Open
Description
Problem description
We're running a standard deployment of eoapi-k8s for IFRC Montandon with these configuration values:
ingress:
host: "montandon-eoapi-stage.ifrc.org"
tls:
enabled: false
pgstacBootstrap:
settings:
envVars:
LOAD_FIXTURES: "0"
RUN_FOREVER: "1"
postgrescluster:
instances:
- name: eoapi
replicas: 1
dataVolumeClaimSpec:
accessModes:
- "ReadWriteOnce"
resources:
requests:
storage: "500Gi"
cpu: "1024m"
memory: "3048Mi"
We've hit a snag where the database service eventually runs out of disk space after ingesting data for a while. When this happens, it fails its health checks and becomes unresponsive, which brings down the raster service with it.
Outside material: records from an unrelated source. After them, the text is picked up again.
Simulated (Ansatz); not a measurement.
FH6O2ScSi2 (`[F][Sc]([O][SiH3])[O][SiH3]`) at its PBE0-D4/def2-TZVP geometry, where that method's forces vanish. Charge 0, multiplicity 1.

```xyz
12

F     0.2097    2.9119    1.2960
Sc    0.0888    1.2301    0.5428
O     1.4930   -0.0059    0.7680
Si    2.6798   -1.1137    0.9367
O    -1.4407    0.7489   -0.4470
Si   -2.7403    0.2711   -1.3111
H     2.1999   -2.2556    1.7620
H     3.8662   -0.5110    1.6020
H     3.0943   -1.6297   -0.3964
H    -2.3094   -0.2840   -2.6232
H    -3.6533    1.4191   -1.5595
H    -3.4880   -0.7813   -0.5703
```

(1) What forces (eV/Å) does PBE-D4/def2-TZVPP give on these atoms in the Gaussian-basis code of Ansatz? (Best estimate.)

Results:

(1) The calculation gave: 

Looking into our staging instance, we found that the PostgreSQL WAL (Write-Ahead Log) directory is the culprit - it's eating up almost all of our storage. Here's what we're seeing:
bash-4.4$ df -h /pgdata/
Filesystem Size Used Avail Use% Mounted on
/dev/sdd 493G 493G 0 100% /pgdata
bash-4.4$ du -sh /pgdata/*
16K /pgdata/lost+found
116M /pgdata/pg16
492G /pgdata/pg16_wal
12K /pgdata/pgbackrest
The 492GB WAL directory is quite large compared to the 116MB data directory.
Expected Output
Ideally, the WAL directory should stay under certain usage limit and should not cause down time.
Environment Information
Crunchy Postgres Operator: v5.5.2
eoapi-k8s: v0.5.0